• Ei tuloksia

2.5 Teaching emotion expression through voice qualities

2.5.2 Joy, Tenderness, Sadness and Anger as voice qualities

2.5.2.5 Anger

Typical musical expressions of anger include a fast tempo, large tempo variability, minor mode, dissonance, atonality, high sound level, small loudness variability, high pitch, small pitch variability, ascending pitch, major 7th and augmented 4th intervals, strengthened singer's formant, staccato articulation, moderate articulation variability, complex rhythm, sudden rhythmic changes, sharp timbre, spectral noise, fast tone attacks, decays, small timing variability, accents on tonally unstable notes, sharp contrasts between "short" and "long" notes, accelerando, medium-fast vibrato rate, large vibrato extent, and micro-structural irregularity (Juslin & Laukka, 2004).
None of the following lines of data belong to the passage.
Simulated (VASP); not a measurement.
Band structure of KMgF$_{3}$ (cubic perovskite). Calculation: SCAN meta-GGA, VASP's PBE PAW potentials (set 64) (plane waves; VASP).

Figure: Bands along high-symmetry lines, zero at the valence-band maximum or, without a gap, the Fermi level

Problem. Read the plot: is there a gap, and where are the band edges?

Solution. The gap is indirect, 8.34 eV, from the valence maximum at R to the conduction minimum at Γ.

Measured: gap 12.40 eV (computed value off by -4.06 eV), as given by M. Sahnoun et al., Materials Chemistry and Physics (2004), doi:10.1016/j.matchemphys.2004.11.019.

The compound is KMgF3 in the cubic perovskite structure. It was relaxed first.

The list of voice quality features found in the expressions of sung anger in the field of voice science include high loudness, low loudness variation, rise and fall slopes (Scherer, Sundberg, et al., 2017), high equivalent sound level, low Hammarberg index, low-level difference between partials 1 and 2 (H1/H2) (Sundberg et al., 2021), high mean sound level, more short-term variability of sound level (Sundberg et al., 1995), high SPL, high vocal energy, high dynamics (rate, F0 contour, loudness variation), low formant bandwidth, moderate formant frequency, high low-energy frequency variation (Jansens et al., 1997; Scherer, Sundberg, et al., 2017; Scherer et al., 2015), low proportion energy <.5 kHz, low proportion energy

<1 kHz, high alpha ratio, high spectral flatness, high spectral slope, high spectral centroid, narrow bandwidth, weak low frequency energy (Sundberg et al., 2021), flat highly balanced spectrum indicating strong energy in the higher partials, low perturbation variation, high perturbation level, less jitter, and more shimmer (Eyben et al., 2015; Hakanpää et al., 2021a; Scherer, Sundberg, et al., 2017).

From a teachers’ perspective, anger is produced with a high Psub and high medial compression, even a pressed voice production. Articulation is sharp, which calls for the active and fast movement of the articulators. The flat spectrum and narrow bandwidths indicate increased adduction and short open quotient. The overall shortening of the vocal tract by lifting the larynx could help, as could increasing the

position of the F1 through opening the jaw and increasing the interlabial space (Hakanpää et al., 2021b).

3 STUDY QUESTIONS

The main aim of this study was to investigate whether it is possible to teach emotion expression in singing by using vocological information about voice quality and implementing this information to form a training pattern (the parameter modulation technique).

We investigated this by proposing several smaller study questions:

- Are listeners able to recognize emotions in a singing voice from short vowel samples?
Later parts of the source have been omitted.